‘Cat-and-mouse game’ creates believable fake photos
The woman in the photo seems familiar. She looks like Jennifer Aniston, the “Friends” actress, or Selena Gomez, the child star turned pop singer. But not exactly.
She appears to be a celebrity, one of the beautiful people photographed outside a movie première or an awards show. And yet you cannot quite place her.
That’s because she’s not real. She was created by a machine.
The image is one of the faux celebrity photos generated by software under development at Nvidia, the big-name computer chipmaker that is investing heavily in research involving artificial intelligence.
At a lab in Finland, a small team of Nvidia researchers recently built a system that can analyze thousands of (real) celebrity snapshots, recognize common patterns and create new images that look much the same — but are still a little different. The system can also generate realistic images of horses, buses, bicycles, plants and many other common objects.
The project is part of a vast and varied effort to build technology that can automatically generate convincing images — or alter existing images in equally convincing ways. The hope is that this technology can significantly accelerate and improve the creation of computer interfaces, games, movies and other media, eventually allowing software to create realistic imagery in moments rather than the hours — if not days — it can now take human developers.
In recent years, thanks to a breed of algorithm that can learn tasks by analyzing vast amounts of data, companies like Google and Facebook have built systems that can recognize faces and common objects with an accuracy that rivals the human eye. Now, these and other companies, alongside many of the world’s top academic AI labs, are using similar methods to both recognize and create.
Nvidia’s images can’t match the resolution of images produced by a top-of-the-line camera, but when viewed on even the largest smartphones, they are sharp, detailed and, in many cases, remarkably convincing.
Like other prominent AI researchers, the
Nvidia team believes the techniques that drive this project will continue to improve in the months and years to come, generating significantly larger and more complex images.
“We think we can push this further, generating not just photos but 3-D images that can be used in computer games and films,” said Jaakko Lehtinen, one of the researchers behind the project.
As it built a system that generates new celebrity faces, the Nvidia team went a step further in an effort to make them far more believable. It set up two neural networks — one that generated the images and another that tried to determine whether those images were real or fake. These are called generative adversarial networks, or GANs. In essence, one system does its best to fool the other — and the other does its best not to be fooled.

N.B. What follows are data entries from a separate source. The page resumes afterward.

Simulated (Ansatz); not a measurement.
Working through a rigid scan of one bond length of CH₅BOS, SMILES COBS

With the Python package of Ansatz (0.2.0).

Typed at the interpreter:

“The computer learns to generate these images by playing a cat-and-mouse game against itself,” Lehtinen said.
A second team of Nvidia researchers recently built a system that can automatically alter a street photo taken on a summer’s day so that it looks like a snowy winter scene. Researchers at the University of California, Berkeley, have designed another that learns to convert horses into zebras and Monets into van Goghs. DeepMind, a Londonbased AI lab owned by Google, is exploring technology that can generate its own videos. And Adobe is fashioning similar machine learning techniques with an eye toward pushing them into products like Photoshop, its popular image design tool.
But new concerns come with the power to create this kind of imagery.
With so much attention on fake media these days, we could soon face an even wider range of fabricated images than we do today.
“The concern is that these techniques will rise to the point where it becomes very difficult to discern truth from falsity,” said Tim Hwang, who previously oversaw AI policy at Google and is now director of the Ethics and Governance of Artificial Intelligence Fund, an effort to fund ethical AI research. “You might believe that accelerates problems we already have.”
Researchers are also using a wide range of other machine learning techniques to edit video in more convincing — and sometimes provocative — ways.
In August, a group at the University of Washington made headlines when it built a system that could put new words into the mouth of a Barack Obama video. Others, including Pinscreen, a California startup, and iFlyTek of China, are developing similar techniques using images of President Donald Trump.
The results are not completely convincing. But the rapid progress of GANs and other techniques point to a future where it becomes easier for anyone to generate faux images or doctor the real thing. That is cause for real concern among experts like Hwang.
Many of us still put a certain amount of trust in photos and videos that we don’t necessarily put in text or word of mouth. Hwang believes the technology will evolve into a kind of AI arms race pitting those trying to deceive against those trying to identify the deception.
Lehtinen agrees that as time goes on, we may have to rethink the very nature of imagery. “We are approaching some fundamental questions,” he said.